Glenn Jenkins, of Marsh Farm Outreach (MFO), says the group is looking for organisations which have received money from the estate to stump up for the project to go ahead.

The organisations being written to by MFO include project managers DTZ and civil engineering company Volker Fitzpatrick.

Mr Jenkins said: “If the multi-million pound profit companies did this it would be a real symbol of corporate social responsibility, of all those things which they say on their websites about working with communities.”

Mr Jenkins added that Luton mayor Tom Shaw had been asked to host a meeting at Luton Borough Council so that all parties could meet discuss to the issues.

The response from some of the organisations when the issue was broached with them by Business Monthly did not bode well for Mr Jenkins’ bid, however.

Claire Bishop, London and south east communications executive for project manager DTZ, said: “DTZ is employed by Marsh Farm Community Development Trust to project manage the delivery of the CERC (community building), acting upon the instructions of the Trust. DTZ has not been involved in decisions regarding the allocation of budgets at the Trust and we are therefore not in a position to discuss funding matters.”

Emma Young, of Volker Fitzpatrick, said: “It’s not for us to comment on budget issues.”

MFO was recently unsuccessful in a court attempt to stop Marsh Farm Community Development Trust (MFCDT) spending any remaining money in its budget on the Organisation Workshop (OW) project.

The MFCDT had overspent its budget by about the same amount as its own board had approved for use on the OW project. The MFCDT’s board had given its blessing to the project but officials later said it was unable to go ahead.

The OW would have used experienced local business people as mentors for long-term unemployed on the estate, using a model of community development brought in from Chile.

MFO believed the money, which had been approved by a government minister, would have given a kick-start to economic growth on the estate.

MFCDT’s annual report for 2009-2010 contains a forecast expenditure of £49.7million on the estate over the last 10 years. In 2009-10 financial year £138,604 was spent on business and employment, with advice, support and business grants given.

But Mr Jenkins said: “Marsh Farm’s unemployment now is worse than it was 10 years ago.”

He said the OW would have brought up to 67 full-time or 114 part-time jobs to the estate.

The OW project had the backing of people including TV chef and eco campaigner Hugh Fearnley-Whittingstall and the Development Trusts Association (DTA). The DTA was due to project manage the OW scheme.

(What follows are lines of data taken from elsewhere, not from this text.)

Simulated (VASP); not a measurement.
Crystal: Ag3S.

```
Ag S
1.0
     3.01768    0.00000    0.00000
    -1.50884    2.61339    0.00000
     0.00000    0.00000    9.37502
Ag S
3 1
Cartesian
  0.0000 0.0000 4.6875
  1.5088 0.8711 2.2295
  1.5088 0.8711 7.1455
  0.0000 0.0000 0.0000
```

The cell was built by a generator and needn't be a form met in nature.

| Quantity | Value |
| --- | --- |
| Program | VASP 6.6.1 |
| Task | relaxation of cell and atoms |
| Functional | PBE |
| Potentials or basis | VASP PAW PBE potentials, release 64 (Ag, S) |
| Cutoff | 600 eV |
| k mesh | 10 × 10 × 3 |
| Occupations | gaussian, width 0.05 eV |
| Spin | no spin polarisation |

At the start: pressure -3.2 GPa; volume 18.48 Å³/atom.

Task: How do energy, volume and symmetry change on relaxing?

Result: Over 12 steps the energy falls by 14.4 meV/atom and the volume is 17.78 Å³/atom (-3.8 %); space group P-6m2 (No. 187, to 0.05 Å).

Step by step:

Farah Hidil, communications manager at DTA, said: “The Organisation Workshop project has the potential to create many new jobs for the unemployed in the area.”

A statement issued by MFCDT said: “After detailed examination of all the information made available to directors and consideration of its existing contractual commitments, the Board had no choice but to acknowledge, no matter what its wishes may have been, there was insufficient funding at that point to resource the OW project.”

MFCDT insisted that the 10-year New Deal for Communities programme had achieved a great number of good things over the past nearly 10 years. “It is believed that many of those tangible outcomes will have a positive and lasting legacy which local energy and initiatives can build on in future years,” it said.